Use Reflection probes
Reflection Probes and Planar Reflection Probes provide indirect specular lighting.
A Reflection Probe captures its surroundings whereas a Planar Reflection Probe only captures one direction.
For more information on probes and how they work, see Reflection Probes.
Create a reflection probe
To create a Reflection Probe in the Unity Editor, select GameObject > Light > Reflection Probe or Planar Reflection Probe.
You can customize the behavior of a Reflection Probe in the Inspector. Both types of HDRP Reflection Probe are separate components, but share many of the same properties. For information on each Reflection Probe’s properties, see the Reflection Probe and Planar Reflection Probe documentation.
To make sure HDRP does not apply post-processing effects twice, once in a Reflection Probe's capture and once in a Camera's capture of the reflection, HDRP does not apply post-processing to the Reflection Probe capture.
Control the influence of a probe
The influence of a probe determines which pixels it affects and by how much.
Use the following tools to control the influence of a reflection probe on a pixel:
- Influence volume: The probe affects any pixel inside this volume.
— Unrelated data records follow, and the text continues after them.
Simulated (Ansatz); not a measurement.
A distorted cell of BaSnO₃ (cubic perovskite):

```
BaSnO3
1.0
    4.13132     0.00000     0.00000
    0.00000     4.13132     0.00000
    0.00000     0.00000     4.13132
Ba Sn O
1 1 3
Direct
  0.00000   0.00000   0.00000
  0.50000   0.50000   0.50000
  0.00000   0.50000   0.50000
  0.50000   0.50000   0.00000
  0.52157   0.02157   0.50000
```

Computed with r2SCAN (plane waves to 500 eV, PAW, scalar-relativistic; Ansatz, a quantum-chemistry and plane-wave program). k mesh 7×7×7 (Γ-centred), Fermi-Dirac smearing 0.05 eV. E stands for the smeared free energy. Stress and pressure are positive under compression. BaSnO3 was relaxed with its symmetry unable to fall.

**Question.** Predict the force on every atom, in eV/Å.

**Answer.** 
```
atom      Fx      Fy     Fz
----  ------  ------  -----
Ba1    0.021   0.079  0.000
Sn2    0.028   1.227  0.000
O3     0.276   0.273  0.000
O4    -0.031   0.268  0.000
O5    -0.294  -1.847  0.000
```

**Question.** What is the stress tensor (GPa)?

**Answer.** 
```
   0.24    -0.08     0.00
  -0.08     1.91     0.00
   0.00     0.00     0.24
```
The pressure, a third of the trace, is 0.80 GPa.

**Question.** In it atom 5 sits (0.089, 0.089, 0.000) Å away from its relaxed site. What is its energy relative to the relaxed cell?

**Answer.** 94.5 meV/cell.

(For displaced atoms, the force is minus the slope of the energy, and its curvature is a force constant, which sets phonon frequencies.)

- Blend distance: The probe affects pixels near the border of the Influence volume less.
- Blend normal distance: The probe doesn't affect pixels near the border with an invalid normal.
Use an influence volume
Use this volume to include or exclude pixels from the probe's influence.
Note: When a pixel is inside an influence volume, the probe still processes it even if the specular value the probe provides isn't significant. This is important to handle the performance of probes.
Blend influence
Unity linearly weights the specular lighting value the probe provides between the influence volume and the blend volume. Use blending to create smooth transitions at the border of the probe's influence, or when probes overlap.
Blend normal influence
Sometimes, a probe can influence a pixel that isn't consistent with the scene layout.
For example, when a light ray can't reach a pixel due to occlusion, but the pixel is inside the influence volume.
You can set a blend normal distance similarly to a blend distance. The probe doesn't influence pixels that are inside the influence volume, but outside of the blend normal distance, if their normal points away from the probe.